He will be particularly missed by his wife Marie, his sons Patrick and Michael, his extended family, and by his many life-long and faithful friends in Portstewart and Portrush.

John began his career as a history teacher in 1963 in St Malachy’s College Belfast. When the Troubles began in the early 1970s he was appointed research and publications officer to the Northern Ireland Community Relations Commission where he initiated a career as a creative and gifted researcher on conflict studies.

In 1974 he was appointed lecturer in social administration in the then New University of Ulster at Coleraine, where he – with two colleagues – established the Centre for the Study of Conflict, a research unit which began a series of studies into the origins, causes and manifestations of conflict generally and in Northern Ireland in particular.

John was a much respected teacher, researcher and writer. His subject was conflict and ethnic studies, and his first book, Conflict in Northern Ireland: the Development of a Polarised Community was published in 1976.

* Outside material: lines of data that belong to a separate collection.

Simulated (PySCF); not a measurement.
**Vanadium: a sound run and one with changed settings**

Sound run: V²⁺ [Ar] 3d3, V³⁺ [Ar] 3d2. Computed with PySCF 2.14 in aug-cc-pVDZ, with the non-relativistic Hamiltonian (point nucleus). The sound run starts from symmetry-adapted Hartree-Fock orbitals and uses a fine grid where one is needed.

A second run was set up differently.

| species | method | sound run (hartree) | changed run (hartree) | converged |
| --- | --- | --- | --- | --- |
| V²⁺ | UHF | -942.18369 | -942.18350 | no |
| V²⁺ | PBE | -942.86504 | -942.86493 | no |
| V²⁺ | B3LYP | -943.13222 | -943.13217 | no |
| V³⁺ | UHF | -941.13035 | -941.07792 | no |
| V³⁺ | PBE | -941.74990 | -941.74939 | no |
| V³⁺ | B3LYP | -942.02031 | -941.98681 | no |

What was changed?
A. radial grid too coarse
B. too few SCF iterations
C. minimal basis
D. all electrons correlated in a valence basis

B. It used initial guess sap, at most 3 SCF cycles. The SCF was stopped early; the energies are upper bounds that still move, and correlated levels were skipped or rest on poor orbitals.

It was immediately recognised and praised as an original, scholarly and thought-provoking work, and was succeeded by a sequence of further studies and publications. His output was extraordinary, and has been a central influence on the growth and development of ethnic and conflict studies both in Northern Ireland and internationally.

While in Ulster he was also closely involved in the creation in 1991 of INCORE (a joint programme of the Tokyo-based United Nations University and the University of Ulster in Northern Ireland), with the then vice chancellor, Prof Trevor Smith (now Lord Smith) and other colleagues.

John was on the staff of the University of Ulster for 25 years, before moving to the Kroc Institute in the University of Notre Dame in the US as professor of comparative ethnic studies. The responses to his death from his colleagues at Notre Dame make clear the depths of their affection and respect for him, both personally and professionally. A long list of responses and regrets has been published on the Notre Dame university website.

During his time in the US, he continued to initiate and develop new studies and researches, and to publish widely, and was rewarded with many tributes and honours. Perhaps an indication of the breadth of his interests is indicated by his life-long interest in cartoons and conflict, which led to the publication in 1985 of Dressed to Kill: Cartoons and the Northern Ireland Conflict.

Altogether he wrote or edited 15 books and 120 other academic publications, mostly dealing with international conflict resolution and peace processes. Three of the books were listed for international awards, and one was short-listed for the American Sociological Association “Distinguished Scholarly Publication” award.

He also held visiting positions in Harvard and Duke Universities, and was a fellow of the Rockefeller Foundation in Bellagio (1990), the Woodrow Wilson Center in Washington (1992), the United States Institute of Peace (1998), and the Fulbright New Century Scholars Program (2003).